However, on appeal of a COTA decision, the burden of proving the invalidity of agency action is on the party asserting the invalidity. K.S.A.2011 Supp. 77–621(a)(l).
When construing tax statutes, imposition provisions are considered penal in nature and must be construed strictly in favor of the taxpayer. In re Tax Appeal of Harbour Brothers Constr. Co., 256 Kan. 216, 223, 883 P.2d 1194 (1994). Interpretation of a statute is a question of law over which appellate courts have unlimited review. Unruh v. Purina Mills, 289 Kan. 1185, 1193, 221 P.3d 1130 (2009). In making our unlimited review of a Kansas statute, deference is no longer being given to the agency's interpretation. See Fort Hays St. Univ. v. University Ch., Am. Ass'n of Univ. Profs, 290 Kan. 446, Syl. ¶ 2, 228 P.3d 403 (2010). This ruling has been specifically applied to decisions of COTA in In re Tax Exemption Application of Kouri Place, 44 Kan.App.2d 467, 472, 239 P.3d 96 (2010).

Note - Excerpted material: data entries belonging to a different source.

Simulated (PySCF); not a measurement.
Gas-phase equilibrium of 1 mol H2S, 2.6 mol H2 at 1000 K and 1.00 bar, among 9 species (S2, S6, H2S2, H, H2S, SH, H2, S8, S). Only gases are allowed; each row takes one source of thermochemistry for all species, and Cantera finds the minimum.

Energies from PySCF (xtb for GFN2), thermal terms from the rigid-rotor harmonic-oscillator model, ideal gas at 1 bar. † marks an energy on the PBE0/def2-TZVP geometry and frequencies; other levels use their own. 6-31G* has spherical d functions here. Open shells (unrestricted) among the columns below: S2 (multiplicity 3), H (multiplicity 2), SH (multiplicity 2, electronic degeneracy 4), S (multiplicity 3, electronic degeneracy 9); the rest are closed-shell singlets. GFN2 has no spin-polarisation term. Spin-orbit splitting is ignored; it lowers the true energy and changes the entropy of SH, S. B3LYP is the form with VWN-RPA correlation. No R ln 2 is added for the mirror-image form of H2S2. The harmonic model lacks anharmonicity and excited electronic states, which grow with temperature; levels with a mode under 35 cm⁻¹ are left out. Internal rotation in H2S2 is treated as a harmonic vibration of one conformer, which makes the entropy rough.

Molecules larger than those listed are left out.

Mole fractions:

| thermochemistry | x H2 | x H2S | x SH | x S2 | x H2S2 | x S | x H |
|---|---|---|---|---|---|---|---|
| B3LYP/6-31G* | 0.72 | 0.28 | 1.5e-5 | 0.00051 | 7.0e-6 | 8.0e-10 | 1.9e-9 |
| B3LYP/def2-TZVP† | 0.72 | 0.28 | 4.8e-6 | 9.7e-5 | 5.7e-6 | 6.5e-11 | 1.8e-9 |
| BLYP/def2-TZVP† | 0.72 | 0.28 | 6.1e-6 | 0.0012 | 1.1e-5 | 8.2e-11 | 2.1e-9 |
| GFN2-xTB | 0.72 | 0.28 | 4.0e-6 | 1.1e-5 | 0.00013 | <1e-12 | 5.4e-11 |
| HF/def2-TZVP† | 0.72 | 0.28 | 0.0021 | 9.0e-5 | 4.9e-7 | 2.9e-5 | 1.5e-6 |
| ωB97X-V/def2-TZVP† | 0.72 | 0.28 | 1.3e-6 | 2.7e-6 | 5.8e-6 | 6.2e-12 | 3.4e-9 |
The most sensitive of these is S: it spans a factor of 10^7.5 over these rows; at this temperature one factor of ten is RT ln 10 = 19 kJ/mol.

To the extent that issues are raised herein concerning the existence of substantial competent evidence to support an agency's findings our court in Herrera–Gallegos v. H & H Delivery Service, Inc., 42 Kan.App.2d 360, Syl. ¶¶ 1, 2, 3, 212 P.3d 239 (2009), stated:
“Under the Kansas Judicial Review Act, K.S.A. 77–601 et seq. , an appellate court reviews an agency's factual findings to see whether substantial evidence supports them in light of the whole record, considering evidence both supporting and detracting from the agency's findings. This substantial-evidence standard evaluates the reasonableness of an agency's conclusion in terms of the evidence. Substantial evidence is such evidence as a reasonable person would accept as sufficient to support a conclusion.”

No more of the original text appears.